Travelling Kenyah Elder and the Origins of Sape
Amid the blazing heat, we ventured further into the festival grounds and came across a group called Warisan Sape Telang Usan where everyone was dressed in traditional ensemble. One of its members Romulus Kalan said the culture and heritage initiative started two years ago to develop young musical talents in playing sape and dance.
“Sape is used by Orang Ulu which also include the Kayan and Kelabit community. Everything about it like the shape, wood and the traditional songs came from a man’s dream while he was looking for a cure to his wife’s illness,” Romulus said.

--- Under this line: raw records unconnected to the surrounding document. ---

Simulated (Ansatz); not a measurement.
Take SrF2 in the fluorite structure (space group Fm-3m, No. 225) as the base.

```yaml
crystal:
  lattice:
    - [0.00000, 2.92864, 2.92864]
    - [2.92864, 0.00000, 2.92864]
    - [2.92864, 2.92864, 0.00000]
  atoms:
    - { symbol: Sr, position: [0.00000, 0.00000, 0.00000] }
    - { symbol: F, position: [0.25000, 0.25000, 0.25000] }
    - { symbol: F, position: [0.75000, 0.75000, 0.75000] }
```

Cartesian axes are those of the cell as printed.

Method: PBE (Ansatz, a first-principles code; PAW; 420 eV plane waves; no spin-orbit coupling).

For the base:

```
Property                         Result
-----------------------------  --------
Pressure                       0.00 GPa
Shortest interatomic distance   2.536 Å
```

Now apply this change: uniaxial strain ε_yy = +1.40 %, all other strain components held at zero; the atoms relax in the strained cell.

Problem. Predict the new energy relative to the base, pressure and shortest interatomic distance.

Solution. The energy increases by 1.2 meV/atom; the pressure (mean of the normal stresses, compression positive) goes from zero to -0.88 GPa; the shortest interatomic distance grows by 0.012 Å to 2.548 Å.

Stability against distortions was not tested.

The ‘man’ was Oyou Abing Lian, a farmer who fell asleep at his paddy field after returning from seeking a shaman in Baram, Sarawak. In the dream, Oyou was told to look for adau wood, from the trees that the Hill Myna birds used to perch. The shape of sape appeared in his dream and whenever it was played, the spirit would heal his wife.
“Since each song has a spiritual meaning, we have to seek advice from the Elders before playing it to the audience.”
Then, we were greeted by a chieftain, or pengelata’ lepuk in Kenyah dialect, Lucia Paya Langkau who leads one of the longhouses in Long San, Baram which serves as Kenyah settlement area.
The sexagenarian dressed to the nines complete with a headgear that can only be worn by nobles, as well as metal ballast earrings that gave her elongated ears, a dying tradition that started from infancy symbolising beauty, patience and social status.
“As time goes by, our old ways are slowly forgotten. Longhouses built with sturdy belian wood had been replaced with bricks and our children moved to the city. Some of the practices are still observed but only during special occasions. My village doesn’t even have a shaman anymore,” she said.
Lucia said since touring festivals and state occasions around Sarawak like Miri and Kuching from its inception, Warisan Sape Telang Usan has generated a number of followers.
“This initiative not only introduce our music and dance to foreign visitors, but also to educate our own people especially the younger generation to save what’s left of our culture from extinction.”
Sounds of the World
By nightfall, the entire village was buzzing with excitement with amazing performances literally from around the world — outstanding vocals by Dona Onete (Brazil), Grace Nono (Philippines), Slobodan Trkulja (Serbia) and Arat Kilo, Mamani Keita and Mike Ladd (France, Mali and the US); psychedelic performances by Yallah Bye (Tunisia); and an endless stream of cultural sounds by Warato’o (Solomon Islands), Oyme (Russia), SwarAsia Malaysia as well as homegrown stars At Adau. Mentioning all performers would take up an entire page so like any festivals, we had to pace ourselves.
My personal highlight was the ‘feel good’ hour slot delivered by Guinea’s Djeli Moussa Conde and his company. Conde sings about peace and his hope for mankind with a unique instrument called kora, a long-necked harp lute of the Malinke people of western Africa. Twenty-one leather or nylon strings are attached to the top of the neck, giving it the sounds you may have heard from African songs. Every instrument in the band from djembe to bass guitar was given a solo jam that sent the crowds into a dancing frenzy.
These world’s best cultural talents not only delivered great entertainment to revellers, they also gave the insight to how music unites the world. No one understood the language, but there were no walls during those nights. Our time at the rainforest was simply magical.
DID YOU KNOW?
The original sape had two strings and three frets and was only used as ritualistic music to induce trance.